Later, you're moving through twisted hallways filled with bottles. When you knock one down, and despite my best efforts, I did knock some down, the shadow will emerge, raging. You have to get to one of the cubbyholes or hiding spots that are too small for the shadow to enter. Sometimes, the presence of the shadow frightens the kid badly enough his vision starts to blur and shake. You can press a button to hug Teddy, but while that casts a glow on your surroundings, I'm not sure it does much to alleviate the fear. But I'm also not sure the fear does much to inhibit your movements, though I usually tried to stay hidden and still when those moments happened.

It's pretty clear, even before the search for mama begins, there's something going on here. Your house is full of boxes, there are scribblings of the kids you find as you progress, and it's always just the kid and his mom. Eventually, there are half-photographs of a guy. Ominous! For a while, I thought Teddy was going to turn out to be some evil thing, considering he kept encouraging me to chuck these memories into the machine. It turns out to be more mundane, and more disturbing. Yeah, the end of the game is a real kick in the head I did not see coming. And then it's over, and I was left sitting there thinking, 'Did that just happen? Is that it?' Very abrupt.

Tuesday, December 02, 2025

Fantastic Four: First Steps (2025)

Alex had us watch Thunderbolts* as a precursor to this, due to the post-credits scene. I don't really think that was necessary, but it wasn't like T'bolts was a slog to watch, so why not? As for this, set in its own universe (and in the '60s) four years after the FF received their powers, they've become beloved heroes and celebrities. Now Sue (Vanessa Kirby) and Reed (Pedro Pascal) are expecting their first kid! Which is when the Silver Surfer (Julia Garner) shows up to tell Earth, Galactus will be coming to eat their planet soon.

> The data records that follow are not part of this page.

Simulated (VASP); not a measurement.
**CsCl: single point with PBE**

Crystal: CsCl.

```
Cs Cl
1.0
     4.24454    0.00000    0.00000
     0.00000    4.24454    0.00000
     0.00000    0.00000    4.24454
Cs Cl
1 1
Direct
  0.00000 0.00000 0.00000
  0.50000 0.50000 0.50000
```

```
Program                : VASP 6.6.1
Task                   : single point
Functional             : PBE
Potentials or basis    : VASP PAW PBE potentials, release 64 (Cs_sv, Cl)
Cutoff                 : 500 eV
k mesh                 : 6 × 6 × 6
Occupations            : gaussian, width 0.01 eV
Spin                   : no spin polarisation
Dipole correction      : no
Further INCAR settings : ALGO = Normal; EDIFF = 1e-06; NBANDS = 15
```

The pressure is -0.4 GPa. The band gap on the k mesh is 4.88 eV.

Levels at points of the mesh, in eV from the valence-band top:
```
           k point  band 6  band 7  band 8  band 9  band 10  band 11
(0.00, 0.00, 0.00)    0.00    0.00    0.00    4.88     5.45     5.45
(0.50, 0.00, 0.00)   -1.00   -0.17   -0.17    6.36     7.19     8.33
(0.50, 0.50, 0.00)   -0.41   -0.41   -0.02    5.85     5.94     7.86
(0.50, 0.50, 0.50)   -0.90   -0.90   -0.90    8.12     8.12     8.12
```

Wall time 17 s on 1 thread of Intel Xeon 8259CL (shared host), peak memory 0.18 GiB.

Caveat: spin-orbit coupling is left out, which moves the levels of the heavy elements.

So, I like the visual aesthetic of the movie, even if the '60s aren't an era I have some massive fondness for. It looks different, distinctive, from all the other Marvel stuff, and that's nice. Let the creative talent's styles and influences show through. (Also, I suspect Reed likes to write things out on a chalkboard anyway, but being in an era before ubiquitous computers means it's not that strange he's doing a lot of calculations by hand.) 

I like they dispensed with the origin, trusting us to understand enough from the TV show intro. I like that the team went into space to try and stop Galactus before he got close, and the whole faster-than-light chase, escape around the neutron star, sequence. It felt right for the Fantastic Four, not winning by overpowering their opponent, but outsmarting them and leveraging their group's individual skills (Ben's piloting, Johnny's adjusting to shooting in a wormhole.)

I was expecting Ben Grimm's voice to be gruffer, but Ebon Moss-Bachrach is also playing a Ben who seems content with his circumstances. He's not wandering rainy streets in a trenchcoat bemoaning his fate, and even tells Reed not to beat himself up about what happened. This version is in a much better headspace than any of the prior film versions, though maybe that's why it feels like he got the least focus. (The rock beard thing was freaky however, and I did not like it.)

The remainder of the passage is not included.